# Contents

## Idea

The Haag–Kastler axioms (sometimes also called Araki–Haag–Kastler axioms) try to capture in a mathematically precise way the notion of quantum field theory (QFT), by axiomatizing how its local nets of observables should behave.

Although they are called axioms, one should keep in mind that the Haag-Kastler approach to QFT has not reached its final state, so that different versions of the axioms are used by practitioners of the field.

### Terminology

The approch to quantum field theory based on these axioms is often called AQFT : either for axiomatic quantum field theory (since it was among the first attempts to put the edifice of QFT on solid axiomatic grounds) or algebraic quantum field theory (since it amplifies the algebras of local observables over the spaces of states). Neither of these terms is very descriptive. First there is another, dual, axiomatization which does axiomatize the propagation of states – see FQFT – which, second, is also “algebraic” in some sense, even though algebras of observables to not appear directly.

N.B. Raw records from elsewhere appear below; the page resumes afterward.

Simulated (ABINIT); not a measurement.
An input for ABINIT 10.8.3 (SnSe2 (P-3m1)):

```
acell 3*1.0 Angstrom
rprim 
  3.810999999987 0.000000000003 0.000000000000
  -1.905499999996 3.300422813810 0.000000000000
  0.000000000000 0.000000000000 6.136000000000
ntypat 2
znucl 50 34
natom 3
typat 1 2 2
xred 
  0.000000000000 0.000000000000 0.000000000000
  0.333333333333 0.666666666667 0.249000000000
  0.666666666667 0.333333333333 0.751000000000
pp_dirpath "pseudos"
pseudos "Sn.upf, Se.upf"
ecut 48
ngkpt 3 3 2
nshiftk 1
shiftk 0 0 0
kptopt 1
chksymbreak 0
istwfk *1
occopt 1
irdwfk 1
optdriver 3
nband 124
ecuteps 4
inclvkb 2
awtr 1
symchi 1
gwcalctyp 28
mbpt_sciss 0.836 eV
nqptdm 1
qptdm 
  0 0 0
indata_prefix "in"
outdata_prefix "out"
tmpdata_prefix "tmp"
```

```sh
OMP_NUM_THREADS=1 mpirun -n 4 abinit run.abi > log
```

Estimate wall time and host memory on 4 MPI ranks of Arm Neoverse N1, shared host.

Another common term for these axioms is local quantum field theory (see the title of the standard textbook (Haag)) since, as becomes clear below, they are focused on encoding the locality properties of QFT in terms of the algebras of observables. However, also the core aspect of extended FQFT is all about the notion of locality of QFT.

Therefore neither of the traditional terms for QFT as axiomatized by Haag-Kastler is truly descriptive in that it genuinely distinguishes from the other, the Atiyah-Segal axiomatization by FQFT. What does distinguish the two approaches may be characterized in traditional terminology of quantum theory as follows (Schreiber, SatiSchreiber):

### Motivation

A central difference between the Haag-Kastler axioms and traditionally more widespread formulations of QFT (usually far from being formalized in any way) is the emphasis of the algebra of observables of a QFT (Heisenberg picture) and the de-emphasis of the (Hilbert) spaces of states (Schrödinger picture). This emphasis receives motivation from the the fact that many technical problems of QFT simply disappear when one is not trying to form its spaces of states, while at the same time no real information about the theory is lost.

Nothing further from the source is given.